Wildfire Narratives
Mentee:
Michael Russo
Metoring Team:
Alexandra Paige Fischer
Heidi Huber-Sterns
Identifying and Characterizing the Social Narratives of the Western Wildfire Challenges
A pragmatic approach to facilitate knowledge co-production’s aspirational principle of recognizing and legitimizing multiple understandings
Purpose
This research was motivated by a need to improve how collaborative environmental governance practices attend to multiple understandings. Specifically, two limitations include (1) a lack of an initial exploratory process for identifying and characterizing actors’ multiple understandings of complex sustainability challenges and (2) a lack of guidance on how practitioners should identify actors who can represent sufficiently diverse understandings of the challenge. This dissertation emphasizes approaches for addressing these limitations.
Research Questions:
How do influential key actors conceptualize the causes, impacts, solutions to the western wildfire challenge?
What research opportunities and needs to key actors identify as important?
What are the common narratives around the western wildfire challenge among key actors?
How are these narratives distributed across the population of key actors and what core beliefs explain these patterns?

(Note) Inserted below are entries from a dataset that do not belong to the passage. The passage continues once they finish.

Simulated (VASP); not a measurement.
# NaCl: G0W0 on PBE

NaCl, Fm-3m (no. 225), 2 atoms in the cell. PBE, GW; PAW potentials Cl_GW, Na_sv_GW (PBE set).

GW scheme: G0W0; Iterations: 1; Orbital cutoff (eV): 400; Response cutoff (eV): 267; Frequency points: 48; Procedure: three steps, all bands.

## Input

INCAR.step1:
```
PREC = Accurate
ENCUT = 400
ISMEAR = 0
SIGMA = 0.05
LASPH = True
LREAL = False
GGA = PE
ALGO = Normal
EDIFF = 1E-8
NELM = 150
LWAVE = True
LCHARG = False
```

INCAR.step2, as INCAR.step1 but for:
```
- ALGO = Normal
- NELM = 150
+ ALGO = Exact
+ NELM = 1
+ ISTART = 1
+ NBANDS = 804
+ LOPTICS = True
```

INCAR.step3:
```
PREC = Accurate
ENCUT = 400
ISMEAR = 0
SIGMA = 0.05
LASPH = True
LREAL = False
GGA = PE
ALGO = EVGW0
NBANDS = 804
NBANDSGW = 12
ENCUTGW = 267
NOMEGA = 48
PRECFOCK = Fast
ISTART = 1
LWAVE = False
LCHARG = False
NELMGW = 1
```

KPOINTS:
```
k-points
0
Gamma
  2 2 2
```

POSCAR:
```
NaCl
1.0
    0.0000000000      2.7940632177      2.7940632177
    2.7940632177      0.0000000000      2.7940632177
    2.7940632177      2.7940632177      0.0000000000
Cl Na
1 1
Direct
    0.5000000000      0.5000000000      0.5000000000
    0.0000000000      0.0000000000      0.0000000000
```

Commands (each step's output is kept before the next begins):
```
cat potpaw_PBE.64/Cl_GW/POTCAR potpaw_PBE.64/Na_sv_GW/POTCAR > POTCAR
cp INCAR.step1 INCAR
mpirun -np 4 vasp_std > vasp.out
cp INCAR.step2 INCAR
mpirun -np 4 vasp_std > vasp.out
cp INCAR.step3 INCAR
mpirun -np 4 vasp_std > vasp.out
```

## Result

How can an understanding of wildfire narratives inform facilitation of collaborative wildfire governance?
Approach
This research was motivated by a need to improve how collaborative environmental governance practices attend to multiple understandings. Specifically, two limitations include (1) a lack of an initial exploratory process for identifying and characterizing actors’ multiple understandings of complex sustainability challenges and (2) a lack of guidance on how practitioners should identify actors who can represent sufficiently diverse understandings of the challenge. This dissertation emphasizes approaches for addressing these limitations.
Comparison of email survey to workshop participants
Russo, M. (2022)
Findings
We conducted and analyzed semi-structured interviews with 60 thought leaders to identify the underlying conceptual frames that shape their views about the causes and impacts of the western wildfire problem and how society ought to address it. Based on those interviews, and reinforced by published documents, conferences, websites, podcasts, and films, we identified 9 distinct wildfire narratives, or depictions of the Western wildfire crisis. We illustrate these findings as a wheel summarizing key areas of commonality and differences across the narratives.
Russo, M. (2022)
Analysis
Our findings reveal significant friction driven by the underlying cognitive frames wildfire experts hold. However, the way experts talk about the crisis also reflects a blending across multiple narratives. In other words, experts describe more than one explanation for why we are facing a crisis and what society ought to do about it. This suggests that cultural, disciplinary, and political lines may be blurring, signaling an opportunity for establishing connections across historically divergent communities of practice. Ultimately, gaining a better understanding of the array of Western wildfire narratives may facilitate greater self-reflection and reconciliation in practice.
Key Findings and/or Recommendations for Practice
We identified nine social narratives about the western wildfire challenge: ‘Manage,’ ‘Adapt,’ ‘Revitalize,’ ‘Control,’ ‘Work,’ ‘Market,’ ‘Regulate,’ ‘Conserve.’ and ‘Justice.’
These nine narratives differ on four elements of the storylines – strategies, scales, frames, and language.
‘Manage,’ ‘Adapt,’ and ‘Revitalize’ narratives were more commonly held or dominant social narratives while ‘Control’ was less common.
Two factors explained about half of the variation among the respondents: (1) a view about the role of fire (a desire to control and minimize fire vs. a desire to utilize more fire) and (2) a preference for interventions in the forest vs. in communities.
Our findings suggest that actors’ understandings correspond and overlap with multiple social narratives and do not align with interest groups.